Drexler shares her keys to preparedness against the impending snow season.
Paulie Drexler, who runs the tree farm of Springside Farm with her husband, Ed, often thinks about the snow during the beginning of fall. She sees it as nothing strange. “Some may think it’s crazy to talk snow this time of year,” she said, “but then again, we grow and talk about Christmas trees in July.”
For their Fabius, New York operation near Syracuse, which also serves as an agritourism destination, planning for the upcoming winter is a necessity. Drexler shares her keys to preparedness against the impending snow season.
“If you can’t get them in, you can’t sell them anything. That’s the truth,” Drexler said. “You have to look open for business from the highway or else people will drive away. You’re losing business and you don’t even know it. It’s as simple as that.”

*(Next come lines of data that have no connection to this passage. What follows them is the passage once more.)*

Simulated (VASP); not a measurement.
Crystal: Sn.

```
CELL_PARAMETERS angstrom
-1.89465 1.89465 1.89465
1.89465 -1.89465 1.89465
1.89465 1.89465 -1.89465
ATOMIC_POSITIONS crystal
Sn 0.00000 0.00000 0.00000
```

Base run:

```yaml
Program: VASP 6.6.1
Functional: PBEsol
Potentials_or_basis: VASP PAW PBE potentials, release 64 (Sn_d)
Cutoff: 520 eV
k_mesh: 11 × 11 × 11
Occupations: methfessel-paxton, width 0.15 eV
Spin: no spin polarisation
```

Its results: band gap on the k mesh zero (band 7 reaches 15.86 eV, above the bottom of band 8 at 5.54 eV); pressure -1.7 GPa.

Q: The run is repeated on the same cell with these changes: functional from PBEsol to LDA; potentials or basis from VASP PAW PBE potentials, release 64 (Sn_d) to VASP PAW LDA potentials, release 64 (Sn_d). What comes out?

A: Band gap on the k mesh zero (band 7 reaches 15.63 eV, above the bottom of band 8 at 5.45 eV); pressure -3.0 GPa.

It’s the owner’s responsibility to clear the first line of your ag business, she noted: The parking lot. Drexler’s farm uses a 75-hp Massey Ferguson with a frontend loader and snow blower on back. “We use a skid-steer if it gets really bad as the season progresses,” she added. “Sometimes that’s not enough and you need to move large amounts of snow out of the way.”
Having a clear lot is the difference between a satisfied customer and lost business. “We have those who buy trees from us to sell for Christmas,” Drexler said. “If they can’t get in, they’ll go somewhere else. That could be lost business for the next year, too.”
In addition to its snow obligation, the farm’s Massey also plays the role of wagon ride tractor for its agritourism business. When the eventual snowstorm lands, it is difficult to pull double duty.
“After a big snowfall we have to suspend our wagon ride. It is not safe to go through the snow,” Drexler said. “You can’t plow everywhere. Some of your stuff like your seasonal paths start plowing up dirt and gravel and it becomes impractical at a certain point.”
She also pointed out that although the lot and paths are cleared out, some customers may be prone to error and find themselves in trouble. Drexler said the burden still falls on the owner to assist their patrons.
“Occasionally you do get people who are stuck,” she said. “That’s not fun, but you have to be ready for that. It’s nonnegotiable.”
Drexler has heard the horror stories, and she plans not to be one of them. “It’s my responsibility to avoid any hazards,” she said. “God forbid someone gets hurt.”
Hawkish attention needs to be applied, Drexler noted. The first step for safety is preparing ahead of time on the business end.
“You better be ready by Thanksgiving,” she said matter-of-factly, “and make sure you get it done earlier in that day. It gets worse if your equipment isn’t ready to go. That’ll give you a two- or three-hour delay right there.”
Drexler noted that during the season, her crew checks their inventory such as shovels and plows and pays attention to the little things such as making sure the tractor is fully charged and serviceable. “Definitely make sure your tractor is plugged in,” she joked. “You never want to be cussed out by the morning crew. It’s just the way things go.”
She recommends to keep vigilant in clearing and de-icing all walkways and paths. It will be unfortunate for a customer to injure themselves, but it won’t be any better for the owners with any accompanying lawsuits, she said.
“Planning: That’s what it takes. We have skin in the game, and it’s not an option. Your customers matter,” Drexler said. “Farmers are practical by nature. You don’t do yourself any favors by not being prepared.”